Thursday, June 10, 2010

The Humpty Dumpty World of Rep. Paul Ryan, Fascism is what he says it is.


I recently posted the explanation below where Paul Ryan blames Democrats for being in bed with corporate American. Although laughable, because it's pretty clear it's been the other way around for a century, Ryan's still selling the idea:

"Rep. Paul Ryan makes the outlandish claim that liberal regulation of business is fascism, where corporations collude to take power away from the people with the governments help, and deregulation is the only way to separate that entanglement."
But there's another reason why Ryan is dead wrong.

It hasn't been government regulation in the public interest, but government regulation in the corporate interest. That’s the difference Rep. Paul Ryan isn’t telling you. He conflates the two as a way pushing a policy of deregulation that only affects big business, leaving the public to mop up after the next financial or environmental disaster. So big deal, what if Americans lose their investments, retirement savings, jobs and the basic necessities of life. Under the banner of freedom and liberty, the logic is simple, “accidents happen.”
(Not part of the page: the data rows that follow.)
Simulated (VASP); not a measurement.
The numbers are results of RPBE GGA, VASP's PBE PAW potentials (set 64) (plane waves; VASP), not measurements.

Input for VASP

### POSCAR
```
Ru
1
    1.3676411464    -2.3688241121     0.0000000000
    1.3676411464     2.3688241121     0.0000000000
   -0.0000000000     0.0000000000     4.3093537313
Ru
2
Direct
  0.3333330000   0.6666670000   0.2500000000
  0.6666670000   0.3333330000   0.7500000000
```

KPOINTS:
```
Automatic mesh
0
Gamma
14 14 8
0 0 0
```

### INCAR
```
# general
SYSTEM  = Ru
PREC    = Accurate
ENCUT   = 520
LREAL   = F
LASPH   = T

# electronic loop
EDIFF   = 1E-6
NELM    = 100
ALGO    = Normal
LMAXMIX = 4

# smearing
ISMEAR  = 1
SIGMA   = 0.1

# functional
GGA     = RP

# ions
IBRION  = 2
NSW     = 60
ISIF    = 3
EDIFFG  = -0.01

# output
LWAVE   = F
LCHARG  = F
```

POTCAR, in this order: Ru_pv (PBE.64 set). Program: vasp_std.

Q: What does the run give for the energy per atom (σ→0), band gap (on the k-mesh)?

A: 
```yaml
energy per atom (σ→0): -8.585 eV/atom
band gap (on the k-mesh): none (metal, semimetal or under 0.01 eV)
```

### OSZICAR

Barry Eisler’s “Inside Out,” put it this way about conservative support of corporate power:
The oligarchy is right out in the open. It’s a collection of people in business, politics, the military, and the media who recognize their interests are better served by cooperation than they would be by competition. The establishment is bigger now, more entrenched.

It’s a ratchet effect. There hasn’t been a federal law in the last sixty years that’s done, other than increase the government’s power and influence, and the power and influence of the corporations that manage the government by extension. The leviathan only grows.

The Constitution, the Declaration of Independence, the Federalist Papers…that’s all just window dressing now, the artifacts of an ancient mythology, the vestments of a dead religion. We need something different now, something suited for the modern world.

It’s (the Constitution is) fiction, but necessary fiction. Part of what makes America strong is the society’s belief that we’re a constitutional republic. That no one is above the law.
The shoe fits in this case. Never before have we seen a party embrace "window dressing," the public image of a lawmaker who concentrates on "defending" the constitution, flag pins, showing anger, acting tough, while at the same time criticizing thoughtful and deliberate action.

For example. Republicans vehemently oppose more bailouts, but support a liability cap on BP which would stick taxpayers with the cleanup bill. Where are the Tea Party's objections to more wasteful spending?

Eisler is right, and sadly, the new right wing embraces the horrific description above.